Now a year into her role as Chief Inspector, Amanda Spielman has frequently intimated that a change of direction in the way Ofsted carries out inspections was looming.

Now the watchdog has made its intentions clear with the publication of its new Draft Inspection Framework. Subject to the usual process of scrutiny and approval, this draft framework will become the basis of all inspections in schools and education providers from the start of the next academic year in September 2018. The main media focus has been on the mooted shift of emphasis away from exam results and ‘outcomes’ to the overall quality of education that is provided.

So, what are the key changes that schools need to be aware of? A new judgement: ‘quality of education’ As previously announced, the current ‘quality of teaching, learning and assessment’ judgement is to be replaced.

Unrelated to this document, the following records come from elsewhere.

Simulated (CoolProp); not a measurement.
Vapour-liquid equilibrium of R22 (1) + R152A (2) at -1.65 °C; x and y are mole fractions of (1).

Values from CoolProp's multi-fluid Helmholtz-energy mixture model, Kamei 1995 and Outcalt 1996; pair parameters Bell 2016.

Spielman has already explained that she feels that this has become too narrowly focused on examination outcomes. In its place comes a new ‘quality of education’ judgement.

This is intended to take the emphasis and intensity away from performance data.

Instead, inspectors will assess the ‘substance’ of education.

Teaching, learning and assessment will still be judged, but whereas currently pupil outcomes are currently the overriding factor in a school’s judgement, under the new framework the quality of teaching and learning will be viewed in a wider context. Ofsted appears to want to take a more holistic approach to judging the overall quality of education, rather than the somewhat artificial segmentation that exists at the moment – with leadership and teaching assessed separately, for example. Other changes to the inspection framework Of course, it is no surprise that the shift away from focusing on exam data has stolen most of the headlines about the new draft inspection framework.

However, there are some other interesting and important changes that are heading schools’ way from September. In a bid to reduce the ‘unnecessary workload’ of teachers, Ofsted proposes that a school’s internal performance data will no longer be used by inspectors as evidence.

The current ‘short’ inspections of schools rated as ‘good’ will be increased to 2 days.

The principle of either confirming that a school deserves to keep its ‘good’ rating or should be rated higher or lower will remain.

However, Ofsted believes that 2-day visits will enable inspectors to gather sufficient evidence to make judgements.

Inspectors will still have the option of imposing a full inspection if it deems it necessary. Another major change is that Ofsted wants to introduce on-site preparation for inspectors.

At present, preparation is done remotely.

From September, this will be done in collaboration with school leaders on the afternoon before the inspection begins.

This means that schools will now receive a phone call no later than 10.00am to inform them of an inspection.

The lead inspector will then arrive at the school at 12.30pm on the same day and will leave the site no later than 5.00pm.

During the afternoon, time will be spent with senior leaders to gain an overview of a school’s recent performance and any changes that have occurred since the last inspection.